TO THE EDITOR:
Few students and faculty would disagree with the Sept. 6 editorial, “Fee would betray values,” about the fact that a $3,000 increase in fees in the Kenan-Flagler Business School would be unfortunate and at odds with the state’s oft-cited constitutional article extolling affordability.
But the quoted rationale for the fee increase — that students “feel that they are getting more as a result of being a business major/minor than their counterparts and recognize that they have not yet had to pay for this” — indeed reflects many of the core values now openly expressed, if not praised, by the University’s use of the term entrepreneurship.
It has, of course, various historical meanings, uses and interesting connotations that might be worth considering — but it seems to have been embraced by UNC as a critical if not paramount mission.
It was a dominant theme of Chancellor Folt’s inaugural address — honestly the first time that I had actually heard the term used in a university — and forms part of a number of curricular directives.

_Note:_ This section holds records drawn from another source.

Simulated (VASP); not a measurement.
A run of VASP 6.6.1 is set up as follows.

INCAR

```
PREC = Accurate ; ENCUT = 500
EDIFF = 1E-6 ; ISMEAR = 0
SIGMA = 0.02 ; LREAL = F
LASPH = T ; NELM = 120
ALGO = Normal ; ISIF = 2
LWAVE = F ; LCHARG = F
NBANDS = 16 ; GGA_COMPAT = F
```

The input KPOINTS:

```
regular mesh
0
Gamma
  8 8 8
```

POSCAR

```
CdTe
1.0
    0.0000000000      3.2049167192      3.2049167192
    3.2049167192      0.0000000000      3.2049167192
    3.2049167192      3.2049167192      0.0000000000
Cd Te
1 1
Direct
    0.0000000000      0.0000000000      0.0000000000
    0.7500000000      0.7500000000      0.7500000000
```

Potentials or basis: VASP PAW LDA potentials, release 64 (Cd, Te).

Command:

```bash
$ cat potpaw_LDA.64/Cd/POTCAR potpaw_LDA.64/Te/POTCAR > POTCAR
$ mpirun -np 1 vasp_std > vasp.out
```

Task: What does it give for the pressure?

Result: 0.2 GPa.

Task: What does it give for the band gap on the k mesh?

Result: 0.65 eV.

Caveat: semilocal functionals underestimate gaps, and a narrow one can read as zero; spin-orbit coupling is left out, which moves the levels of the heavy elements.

Its various recent permutations notwithstanding, it is still about creating wealth by recognizing and exploiting opportunities to develop viable sustainable activities to create more wealth (more money).
While the irony of the fee increase should not be lost on any of the DTH editors (or readers), we might question whether this should be, after all, a mission and defining principal of a research university.
One might say that the Kenan Flagler Business School is just being, well, entrepreneurial; expressing through practice a virtue of its own evidently effective programs.